Monday, August 9, 2010

Author Spotlight: Interview With M. J. Rose


I recently interviewed M. J. Rose after reading her book, The Hypnotist (read review here).  Here is the Q & A.


DB:  Describe M. J. Rose in five words.
MJR:  Unfraid of not fitting in.


DB:  When did you decide to become a writer?
MJR:  When I was in third grade and won the middle school poetry contest.


DB:  Who are some authors that have had the most influence on your writing?
MJR:  Rebecca by Daphne DuMaurier, The Great Gatsby by F. Scott Fitzgerald and The Fountainhead by Ayn Rand and about 1000 more.


DB:  I understand that you self published your first novel, Lip Service, how did you accomplish that?
MJR:  I knew about self publishing from reading biographies of Anais Nin and D.H. Lawrence in college.


When my agent hit a wall in selling my novel Lip Service, I started to think about those authors I'd read about - Virginia Woolfe and Mark Twain included and more - who'd also struggled to get published and stuck out on their own.

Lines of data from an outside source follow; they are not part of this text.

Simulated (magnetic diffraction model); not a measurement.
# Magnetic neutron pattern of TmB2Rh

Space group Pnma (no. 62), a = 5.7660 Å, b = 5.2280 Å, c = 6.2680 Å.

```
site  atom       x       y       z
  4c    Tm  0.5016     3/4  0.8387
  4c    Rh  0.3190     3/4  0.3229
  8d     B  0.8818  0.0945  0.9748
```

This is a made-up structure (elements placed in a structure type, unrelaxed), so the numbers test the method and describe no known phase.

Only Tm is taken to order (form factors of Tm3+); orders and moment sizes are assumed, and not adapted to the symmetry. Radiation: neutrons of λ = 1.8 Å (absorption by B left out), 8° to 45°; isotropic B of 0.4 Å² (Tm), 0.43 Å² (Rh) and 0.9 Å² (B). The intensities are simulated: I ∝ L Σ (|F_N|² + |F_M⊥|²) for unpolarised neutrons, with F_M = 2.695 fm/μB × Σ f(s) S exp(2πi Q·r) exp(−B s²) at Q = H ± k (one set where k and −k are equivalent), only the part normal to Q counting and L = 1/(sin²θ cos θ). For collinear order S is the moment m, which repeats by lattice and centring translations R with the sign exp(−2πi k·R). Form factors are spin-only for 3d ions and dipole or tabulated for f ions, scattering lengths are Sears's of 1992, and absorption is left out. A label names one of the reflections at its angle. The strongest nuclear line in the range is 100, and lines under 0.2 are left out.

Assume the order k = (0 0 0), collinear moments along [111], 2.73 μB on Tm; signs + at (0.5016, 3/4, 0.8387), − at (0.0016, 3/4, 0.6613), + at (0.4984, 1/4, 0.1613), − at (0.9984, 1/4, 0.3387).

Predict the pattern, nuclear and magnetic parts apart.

In my case, despite editors loving my work, the publisher's didn't know how to market it.


I write books that don't fit a category. A little too erotic, a little too commercial to be literary, a little too literary to be commercial. And on and on. So I started to think that maybe I'd try an experiment.


It was 1998 and no one was talking ebooks or POD or marketing books on line. But I had an idea to put up an electronic version of the book, market it online, and see if I could sell it. The plan being, to prove to the publishers that there was a way to market my fiction. At some point I also printed up about 3000 books because far more people wanted a printed copy than an electronic download. We didn't even know the phrase ebooks back then. And there were no POD companies - I used a traditional printer, hired a real art director, had the book professionally designed, etc.


After six months of working at marketing the book on line, six days a week, six hours a day, the book picked up buzz and was discovered by an editor at the Doubleday Book Club and Literary Guild.  She bought it for the clubs - two first - the first time they'd bought a self published novel as well as the first time they'd bought - or anyone had bought - an ebook to take to print traditionally. My agent then took the book out again and three weeks later Pocket Books bought it.


DB:  Do you have any suggestions or advice for writers that are trying to get their own work published?
MJR:  Just write because you love it - not to make money - not to find fame - but only because you want to explore this story with these people - because you love the process. Write for the time you are writing not for having written.


DB:  When you are not writing, what is your favorite genre to read and why?
MJR:  I don’t go by genre – I just love reading good books.


DB:  What inspired you to start writing The Reincarnationist Series ?
MJR:  When I was three years old, I told my great grandfather things about his childhood in Russia that there was simply no way I could have known.
He became convinced I was a reincarnation of someone in his past. And over time, aftemore incidents, my mother – a very sane and logical woman -- also came to believe it.


Reincarnation was an idea I grew up with that my mom and I talked about and researched together. 


For years, I wanted to write a novel about someone like my mother – who was sane and logical – who started out skeptical but came to believe in reincarnation. But I was afraid if I did people would think I was a “woo woo weirdo”.


I tried to start the first book in the series thirteen years ago after my mother died but I was too close to the subject and missed her too much to be able to explore it objectively. Every once in while the idea would start to pester me again but I still stayed away from it.


Then several years ago on the exact anniversary of my mom’s death my niece, who was a toddler at the time, said some very curious things to me about my mother and I – things she really couldn’t have known -- and the pestering became an obsession.


Josh Ryder, the main character in the first Reincarnationist book had my mom’s initials, her spirit and her curiosity and like her, he’s a photographer. But there the similarities end.


When Josh started having flashbacks that simply can’t be explained any other way except as possible reincarnation memories he goes to New York to study with Dr. Malachai Samuels -- a scientist and Reincarnationist who works with children helping them deal with past life memories.


In the process Josh gets caught up in the search for ancient memory tools that may or may not physically enable people to reach back and discover who they were and who they are. 


The series continues with other characters looking for, finding and loosing memory tools and in the process finding parts of their own past which helps them individuate and become more whole in the present.


Each of the three book in the series have garnered stars from Publisher’s Weekly, stars or raves from Library Journal and have all been Indie Next picks. I think of all my books, this series is the one my mom would be the most proud of which is fitting since it’s really the one she inspired.


DB:  What can we expect next from you?
MJR:  Hopefully lots more books.




M. J. Rose is an international best selling author.  She is also the founder of  International Thriller Writers and Authorbuzz.com, the first marketing company for authors.  To learn more about M. J. Rose and her books, you can visit her website.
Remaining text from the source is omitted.